At 1:30 a.m., Win Whittaker's voice broke the bunkhouse stillness. It was the news we had prayed for: a windless starry June night, firm snow, no precipitation. "Dress light. Eat as much as you can. We'll rope up in an hour," he said.
So began Day Four of the Camp Muir Seminar, a five-day high-altitude-training program run by Rainier Mountaineering Inc. in Paradise, Wash. (206 569-2227). Such gatherings attract some 2,500 climbers each year from May to September. Since Monday, 23 of us had bunked shoulder-to-shoulder in a plywood shelter, from which we set out each morning to practice ice-climbing techniques. The spectacular l0,000-foot-high setting alone made Camp Muir worthwhile. Mt. St. Helens and Oregon's Mt. Hood poked through a white cloud layer below us. The glaciers around us opened with regular cracks and pops, and the rumble of warmed rock and snow breaking loose was a reminder of the high-peak dangers.
HIGH HOPES. We came to Muir hoping to reach Mt. Rainier's summit, 4,000 feet above us. Volatile weather had defeated several teams in the past few days. Still, we had mastered ice-ax safety, rope-climbing, crevasse rescues, and the six basic knots of mountaineering.

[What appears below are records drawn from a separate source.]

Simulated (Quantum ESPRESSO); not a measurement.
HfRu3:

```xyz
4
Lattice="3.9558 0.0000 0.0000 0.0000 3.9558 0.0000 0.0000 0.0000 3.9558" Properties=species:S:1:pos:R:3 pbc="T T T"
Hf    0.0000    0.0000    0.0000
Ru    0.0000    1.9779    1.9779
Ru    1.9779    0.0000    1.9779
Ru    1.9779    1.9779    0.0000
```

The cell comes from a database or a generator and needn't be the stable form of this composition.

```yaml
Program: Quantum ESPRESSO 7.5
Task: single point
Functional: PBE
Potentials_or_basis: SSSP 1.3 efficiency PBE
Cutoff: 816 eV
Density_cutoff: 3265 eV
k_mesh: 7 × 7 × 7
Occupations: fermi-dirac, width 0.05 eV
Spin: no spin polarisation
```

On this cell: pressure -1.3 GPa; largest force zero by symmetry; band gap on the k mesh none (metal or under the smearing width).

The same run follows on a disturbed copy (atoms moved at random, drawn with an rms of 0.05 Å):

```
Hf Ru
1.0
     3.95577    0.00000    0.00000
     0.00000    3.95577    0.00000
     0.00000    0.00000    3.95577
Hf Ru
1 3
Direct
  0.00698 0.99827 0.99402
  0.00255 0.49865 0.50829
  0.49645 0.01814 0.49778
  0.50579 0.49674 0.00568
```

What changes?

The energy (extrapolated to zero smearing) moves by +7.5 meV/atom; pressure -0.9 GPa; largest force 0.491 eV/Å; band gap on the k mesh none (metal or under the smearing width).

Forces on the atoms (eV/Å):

Now, as we strapped ice-gripping crampons on our boots, we shared a rush of anticipation. At 14,410 feet, Rainier is the toughest endurance climb in the continental U.S. Two hours east of Seattle, its huge dome turns Arctic and Pacific air masses into a year-round brew of sleet, snow, and 80-mph winds. "When my uncle was training for Everest, this was the only place he used," said Win, referring to Jim Whittaker, the first American to scale the Himalayan summit.
Our conditioning had started earlier in the snowfields at Rainier's Paradise Lodge. Perspiring under loaded packs and balancing with ski poles, we practiced step, rest, step, rest--exhaling with each move. It was the only way to avoid muscle burnout in the deep, wet snow.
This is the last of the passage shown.